Good magazine is back after taking a year off to test a Reddit-like aggregation site. “As more publishers look to infuse social networking and other UGC elements with their traditional editorial models, GOOD may serve as a reminder of the importance of keeping focused on the core product,” Folio reports. Says Casey Caplowe, co-founder of GOOD: “We had gone in the direction of a social network and ultimately felt it wasn’t doing everything we wanted.”
In the UK, former Cosmopolitan editor Sam Baker and BBC radio personality Lauren Laverne are launching The Pool a multimedia company for women. “The pair have signed up a string of well-known journalists and writers to contribute,” The Guardian reports. “Between them, The Pool’s core contributors have around half a million followers on Twitter, which will be used to promote the site.”

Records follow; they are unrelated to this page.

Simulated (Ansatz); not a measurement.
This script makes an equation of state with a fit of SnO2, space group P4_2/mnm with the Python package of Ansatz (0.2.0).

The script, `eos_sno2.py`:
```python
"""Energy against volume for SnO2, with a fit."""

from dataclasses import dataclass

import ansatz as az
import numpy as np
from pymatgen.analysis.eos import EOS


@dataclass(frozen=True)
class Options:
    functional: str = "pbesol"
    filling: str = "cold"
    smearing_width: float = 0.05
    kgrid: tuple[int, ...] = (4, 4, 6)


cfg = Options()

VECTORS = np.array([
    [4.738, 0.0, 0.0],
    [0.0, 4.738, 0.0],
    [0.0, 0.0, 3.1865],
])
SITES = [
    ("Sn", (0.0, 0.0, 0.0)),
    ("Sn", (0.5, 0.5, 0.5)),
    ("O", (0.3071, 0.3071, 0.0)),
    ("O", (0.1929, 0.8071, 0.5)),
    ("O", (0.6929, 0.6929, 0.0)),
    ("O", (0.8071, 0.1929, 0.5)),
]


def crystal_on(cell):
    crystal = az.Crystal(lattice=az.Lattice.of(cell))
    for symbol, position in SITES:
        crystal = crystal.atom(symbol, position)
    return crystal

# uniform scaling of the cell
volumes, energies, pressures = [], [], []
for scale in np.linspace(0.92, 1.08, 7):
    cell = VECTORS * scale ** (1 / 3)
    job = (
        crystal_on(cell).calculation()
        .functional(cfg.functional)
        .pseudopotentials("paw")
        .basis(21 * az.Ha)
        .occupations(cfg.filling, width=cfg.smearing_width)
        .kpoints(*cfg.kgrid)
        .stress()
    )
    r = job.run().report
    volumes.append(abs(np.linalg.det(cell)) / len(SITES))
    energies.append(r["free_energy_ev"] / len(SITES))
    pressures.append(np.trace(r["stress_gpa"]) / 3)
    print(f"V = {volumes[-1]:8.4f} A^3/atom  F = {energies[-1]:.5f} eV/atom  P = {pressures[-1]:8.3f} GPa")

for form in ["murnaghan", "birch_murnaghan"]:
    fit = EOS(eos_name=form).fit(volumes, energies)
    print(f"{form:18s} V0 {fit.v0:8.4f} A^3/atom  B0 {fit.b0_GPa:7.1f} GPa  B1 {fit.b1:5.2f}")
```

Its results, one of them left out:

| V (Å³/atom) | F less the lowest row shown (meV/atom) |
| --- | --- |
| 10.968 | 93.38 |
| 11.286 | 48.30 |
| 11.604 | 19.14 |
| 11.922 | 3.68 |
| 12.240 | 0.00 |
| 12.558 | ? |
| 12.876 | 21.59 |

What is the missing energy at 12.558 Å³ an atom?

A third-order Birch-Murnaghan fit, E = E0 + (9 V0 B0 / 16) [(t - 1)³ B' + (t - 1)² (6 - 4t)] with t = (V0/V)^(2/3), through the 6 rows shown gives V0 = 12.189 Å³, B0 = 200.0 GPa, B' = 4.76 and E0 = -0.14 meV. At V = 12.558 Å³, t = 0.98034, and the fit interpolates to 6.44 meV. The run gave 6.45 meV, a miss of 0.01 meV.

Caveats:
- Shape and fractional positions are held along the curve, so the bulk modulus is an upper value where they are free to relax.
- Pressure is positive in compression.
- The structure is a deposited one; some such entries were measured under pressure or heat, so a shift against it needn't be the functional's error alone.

Mattel is developing a Wi-Fi-enabled Barbie that will be able to analyze childrens’ speech and respond with relevant answers. For the new Hello Barbie, the brand is relying on ToyTalk – a company that creates conversational characters for children. “ToyTalk already produces popular animated conversational apps … that encourage young children to engage in complex dialogue with a menagerie of make-believe characters,” The New York Times reports.
Setting a high bar for benevolence among tech elites -- and the brands they represent -- Tim Cook has vowed to leave the vast majority of his fortune to charity. The decision “is an example of the increasingly public philanthropy of the world's richest people,” Reuters notes. “Billionaire financier Warren Buffett is encouraging the very wealthy to give away at least half their worth in their lifetimes through the ‘Giving Pledge.’”
Members of the FTC are denying media reports that the agency all but ignored a staff recommendation to sue Google in 2012. “Contrary to recent press reports, the commission’s decision on the search allegations was in accord with the recommendations of the FTC’s Bureau of Competition, Bureau of Economics, and Office of General Counsel,” they explain in a blog post.
The White House is bringing in tech veteran Jason Goldman to serve as its first-ever chief digital officer. Reporting directly to chief of staff Denis McDonough, Goldman will oversee digital outreach by heading up an “amped-up” Office of Digital Strategy, Politico reports. “Goldman’s résumé includes Google, Medium and Twitter, where he worked directly with co-founders Ev Williams and Biz Stone, serving as the first ‘head of product.’”
This coming season, the NFL plans to sell the streaming rights to at least one game. “The decision was made Monday at the league’s owners meetings and could reflect a turning point in the league’s history,” The Wall Street Journal reports. “For this upcoming season’s Jacksonville Jaguars-Buffalo Bills game in Week 7, the NFL will sell the rights to a digital distribution company, be it Youtube, Facebook or another company.”
Spotify is facing more pressure to change its “freemium” model. Following protests from Taylor Swift, Universal Music Group is using licence negotiations with Spotify to force its hand. The music giant is “privately arguing that [Spotify’s free service] is not sufficiently distinct from the its paid-subscription tier,” The Financial Times reports. “The disagreement has exposed a sharp difference in strategy between two of the industry’s most important companies.”
As digital trends continue to transform (decimate?) the profession of journalism, Chris Lehmann recounts his traumatizing experience at Yahoo News. As the head of its blog network, Lehmann describes a life led by algorithms, air-headed press reps, and even more misguided managers. Applying his term to the present day, Lehmann writes: “Yahoo’s present, blinding moment of self-devouring synergy is but the logical culmination of all the counter-journalistic practices that so transfixed company management during my tenure there.”
Across emerging markets (where U.S. tech giants see their future), a majority of consumers see the Web as negative influence on morality. That’s according to new research from Pew, which examined technology use in 32 developing nations. On the bright side, “they saw its advantages when it came to education, and to some extent, valued its effects on personal relationships and the economy,” TechCrunch reports.